This is the first part of an article I am working on for someone. I don’t really know who they are, other than they are an editor for an online magazine I read. I just complained to them about an article, and they suggested I write one instead. So, here is part 1.
Bitcoin. What is it really? There are so many misconceptions, half-truths, and straight lies spoken regarding Bitcoin that sifting the wheat from the chaff can be a full time occupation. Instead of delving into what Bitcoin is and what it represents for the future, let us explore what Bitcoin really isn’t, though you may have heard otherwise:
Bitcoin is a Ponzi Scheme!
Taken from the first paragraph of the U.S. Government’s Securities and Exchange Commission’s website. Seems like a good place to start, with those who know it best.

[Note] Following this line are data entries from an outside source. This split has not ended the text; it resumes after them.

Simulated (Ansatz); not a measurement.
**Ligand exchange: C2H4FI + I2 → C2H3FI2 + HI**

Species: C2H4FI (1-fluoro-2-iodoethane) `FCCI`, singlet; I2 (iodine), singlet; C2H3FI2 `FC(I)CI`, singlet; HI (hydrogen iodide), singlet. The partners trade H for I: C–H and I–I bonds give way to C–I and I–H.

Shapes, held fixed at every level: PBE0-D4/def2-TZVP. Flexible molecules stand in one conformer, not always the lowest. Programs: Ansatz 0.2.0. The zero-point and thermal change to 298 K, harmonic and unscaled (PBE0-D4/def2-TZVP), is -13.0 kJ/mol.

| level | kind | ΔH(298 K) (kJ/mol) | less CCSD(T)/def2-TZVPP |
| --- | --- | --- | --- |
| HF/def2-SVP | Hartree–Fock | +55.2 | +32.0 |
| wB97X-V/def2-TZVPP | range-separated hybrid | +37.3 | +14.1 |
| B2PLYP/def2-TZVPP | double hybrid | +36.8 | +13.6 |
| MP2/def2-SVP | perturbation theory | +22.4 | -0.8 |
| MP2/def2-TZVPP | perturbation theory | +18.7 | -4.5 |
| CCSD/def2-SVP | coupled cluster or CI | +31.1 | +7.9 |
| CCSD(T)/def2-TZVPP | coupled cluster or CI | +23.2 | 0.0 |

A Ponzi scheme is an investment fraud that involves the payment of purported returns to existing investors from funds contributed by new investors.
Bitcoin is not an investment. Bitcoin is an exchange mechanism that exists and is propagated without the needs for banks or governments. The only thing it requires is the distributed network of computers which run the protocol.
In many Ponzi schemes, the fraudsters focus on attracting new money to make promised payments to earlier-stage investors and to use for personal expenses, instead of engaging in any legitimate investment activity.
There are no “promised payments” with Bitcoin. The price of each coin is determined solely by the market forces of supply and demand. You buy a bitcoin, and it is yours.
Ponzi scheme organizers often solicit new investors by promising to invest funds in opportunities claimed to generate high returns with little or no risk.
This is the only part of a Ponzi that Bitcoin bears any relation to. Many early adopters of Bitcoin have already become millionaires in the issued paper currency of their government. The promise of future returns such as they enjoyed has certainly caught the attention of the public. This is not the same as solicitation based on an investment plan, but rather the natural byproduct of a finite commodity whose use is rapidly becoming more widespread.
Bitcoin got Hacked!
The concept of hacking Bitcoin is an ever present fear to those who do not yet understand the resilience of the Bitcoin Protocol. The idea that wealth that could be confiscated by an evil third party is one of the more laughable arguments against Bitcoin. Ask the Cypriots how much faith they have in the Euro now? Ask the Russian depositors who trusted the EU to play by their own rules on capital controls. Article 73 B of the Maastricht Treaty specifically forbids the hindrance of capital across the EU zone and to third-parties. That did not stop them from rewriting the laws in the middle of the night. Talk about a hack, or rather a large group of!
Bitcoin is international, it is not controlled by a government. In such instances where a government acts in its own preservation and rather for the good of its people, the utility of a currency exchange like Bitcoin is invaluable to preserving wealth. The only hack it relates to is best related to these kind folks.
Bitcoins can be duplicated, it happened already!
There is no way to copy a bitcoin. Bitcoins come into existence through the efforts of “miners.” Rather than digging into the ground in search of shiny metal, these techno-alchemists transform computing power and electricity into new coins. There is also a hard limit on the amount of coins that can be created, about 25 every 10 minutes. When these miners “strike gold” they are simply solving a very difficult math problem, while creating a new record for all transactions that have taken place recently. This builds the “blockchain” so that each and every transaction is recorded, but not the identity of those who are transacting.
There was an issue when a bug was found which caused some Bitcoins to be double-spent. Rather than do damage to Bitcoin, it had the effect of strengthening the overall network as users and holders of Bitcoin saw the community come together asynchronously to fix the problem. New transfers were halted, Mt. Gox reacted instantly, and the few who lost moneywere compensated from within the community.